Description:
What if human suffering is not a failure of existence-but a requirement of it?
Across civilizations, suffering persists with remarkable consistency. Children die. Power concentrates. Religions fragment. Nations conflict. Progress advances, yet the same patterns endure.
In Beyond The Veil, Veil Osei Akoto presents a profound philosophical novel that challenges humanity's most protected assumptions: that suffering is accidental, that authority is human, and that awareness is freely permitted.
Through the journey of Elior Kade-a systems analyst whose pursuit of coherence leads him beyond religion, politics, and history-the novel explores the unsettling possibility that humanity operates within a managed architecture shaped by a superior intelligence or system beyond ordinary comprehension.
This is not a conspiracy tale.
It is not anti-religious.
It is a work of speculative philosophy, political realism, and metaphysical inquiry.
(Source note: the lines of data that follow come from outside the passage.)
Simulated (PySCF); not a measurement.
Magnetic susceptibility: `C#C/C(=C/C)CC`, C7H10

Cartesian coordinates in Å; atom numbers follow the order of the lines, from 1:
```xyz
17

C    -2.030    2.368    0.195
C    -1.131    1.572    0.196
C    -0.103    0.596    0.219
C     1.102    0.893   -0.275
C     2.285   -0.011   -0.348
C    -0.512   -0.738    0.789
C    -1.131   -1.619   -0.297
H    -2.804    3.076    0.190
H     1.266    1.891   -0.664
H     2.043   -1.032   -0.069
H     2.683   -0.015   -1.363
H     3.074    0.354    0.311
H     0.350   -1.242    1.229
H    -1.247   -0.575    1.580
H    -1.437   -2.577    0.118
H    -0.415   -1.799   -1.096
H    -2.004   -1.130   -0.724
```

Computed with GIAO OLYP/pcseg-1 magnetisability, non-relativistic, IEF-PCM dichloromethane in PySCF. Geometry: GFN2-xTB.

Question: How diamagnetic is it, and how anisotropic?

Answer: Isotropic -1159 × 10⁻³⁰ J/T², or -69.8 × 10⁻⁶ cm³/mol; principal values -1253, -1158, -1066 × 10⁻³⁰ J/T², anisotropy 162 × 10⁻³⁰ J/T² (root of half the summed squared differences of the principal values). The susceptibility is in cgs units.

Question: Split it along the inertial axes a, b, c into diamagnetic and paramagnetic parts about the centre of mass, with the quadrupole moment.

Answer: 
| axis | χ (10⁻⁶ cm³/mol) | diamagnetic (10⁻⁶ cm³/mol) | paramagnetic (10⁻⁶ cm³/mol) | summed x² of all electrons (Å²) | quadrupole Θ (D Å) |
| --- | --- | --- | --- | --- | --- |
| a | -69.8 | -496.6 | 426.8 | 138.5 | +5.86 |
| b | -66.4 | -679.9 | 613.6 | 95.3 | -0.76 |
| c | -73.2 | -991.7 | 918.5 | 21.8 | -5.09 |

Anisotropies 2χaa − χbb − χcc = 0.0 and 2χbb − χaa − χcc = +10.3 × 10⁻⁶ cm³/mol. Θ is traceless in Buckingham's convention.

Blending narrative with deep reflection, the book confronts:
- The function of suffering in civilization
- Religion as interface rather than origin
- Power as structural, not personal
- Awareness as a controlled variable
- Sacrifice as a mechanism of continuity
If the Creator has a purpose, what role has humanity been assigned-and at what cost?
This book is for thinkers, seekers, skeptics, and readers unafraid of ideas that do not ask for belief, only recognition.